Archeologists discover 2700-year-old wine factory near Duhok
An Italian-Kurdish research team has discovered the remains of an approximately 2700-year-old "industrial-scale wine factory" near Duhok. The site is near the ancient capital of the Assyrian King Sargon II.
An archaeological research team has discovered the remains of an approximately 2700-year-old "industrial-scale wine factory" in South Kurdistan. The Italian archaeologist Daniele Morandi Bonacossi told the AFP news agency: "We found fourteen facilities that were used to press the grapes and extract the juice, which was then processed into wine."
According to Bonacossi, it was the first discovery of its kind on Iraqi territory. The site is located in Faydeh (Faida), about 20 kilometers south of Duhok, near the ancient capital of the Assyrian King Sargon II (721–705 BC). The finds are dated to the time of his reign and that of his son Sennacherib.

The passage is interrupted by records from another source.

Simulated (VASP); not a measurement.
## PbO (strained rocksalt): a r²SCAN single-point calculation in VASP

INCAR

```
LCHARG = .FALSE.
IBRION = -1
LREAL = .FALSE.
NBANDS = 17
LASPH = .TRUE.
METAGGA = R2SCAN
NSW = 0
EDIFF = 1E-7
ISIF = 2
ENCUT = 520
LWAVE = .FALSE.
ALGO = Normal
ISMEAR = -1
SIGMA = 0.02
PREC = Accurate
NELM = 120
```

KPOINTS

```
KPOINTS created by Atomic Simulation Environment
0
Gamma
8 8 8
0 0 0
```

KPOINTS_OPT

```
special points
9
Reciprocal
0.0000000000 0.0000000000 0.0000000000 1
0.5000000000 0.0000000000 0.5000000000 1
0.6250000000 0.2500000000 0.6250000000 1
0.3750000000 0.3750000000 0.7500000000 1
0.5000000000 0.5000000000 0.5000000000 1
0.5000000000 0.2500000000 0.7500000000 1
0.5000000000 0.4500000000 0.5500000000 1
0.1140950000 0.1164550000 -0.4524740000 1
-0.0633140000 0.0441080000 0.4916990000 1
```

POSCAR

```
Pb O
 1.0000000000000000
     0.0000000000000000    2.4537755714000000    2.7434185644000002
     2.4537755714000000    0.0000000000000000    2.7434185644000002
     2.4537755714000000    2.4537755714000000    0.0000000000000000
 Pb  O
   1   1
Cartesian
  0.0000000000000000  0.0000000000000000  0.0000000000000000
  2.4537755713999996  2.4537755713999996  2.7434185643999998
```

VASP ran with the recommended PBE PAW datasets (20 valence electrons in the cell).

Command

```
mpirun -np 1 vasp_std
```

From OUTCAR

"Archaeological Project Land of Nineveh"
The research team consists of Italian archaeologists and colleagues from the Antiquities Authority in Duhok. The excavations are part of the archaeological project "Terra Di Ninive" (Land of Niniveh), coordinated by Daniele Morandi Bonacossi from the University of Udine with the Duhok Department of Antiquities, headed by Hasan Ahmed. In addition to the wine production facility, the team also found ancient reliefs in an earlier irrigation ditch. The stone bas-reliefs, showing kings praying to the deities, were cut into the walls of a nearly nine-kilometre-long irrigation canal at Faydeh in northern Iraq.
According to Bonacossi, the reliefs show an Assyrian king praying in front of the Assyrian gods. The seven key gods are all seen, including Ishtar, the goddess of love and war, who is depicted on top of a lion.
In the area of what is now Iraq, ancient Mesopotamia, numerous advanced civilizations emerged during antiquity, for example in Sumer, Akkad, Babylon and Assyria. Among other things, they left their writing as well as the first large cities. However, due to the political chaos that has persisted for decades, the archaeological sites are often looted and the loot is sold to international collectors.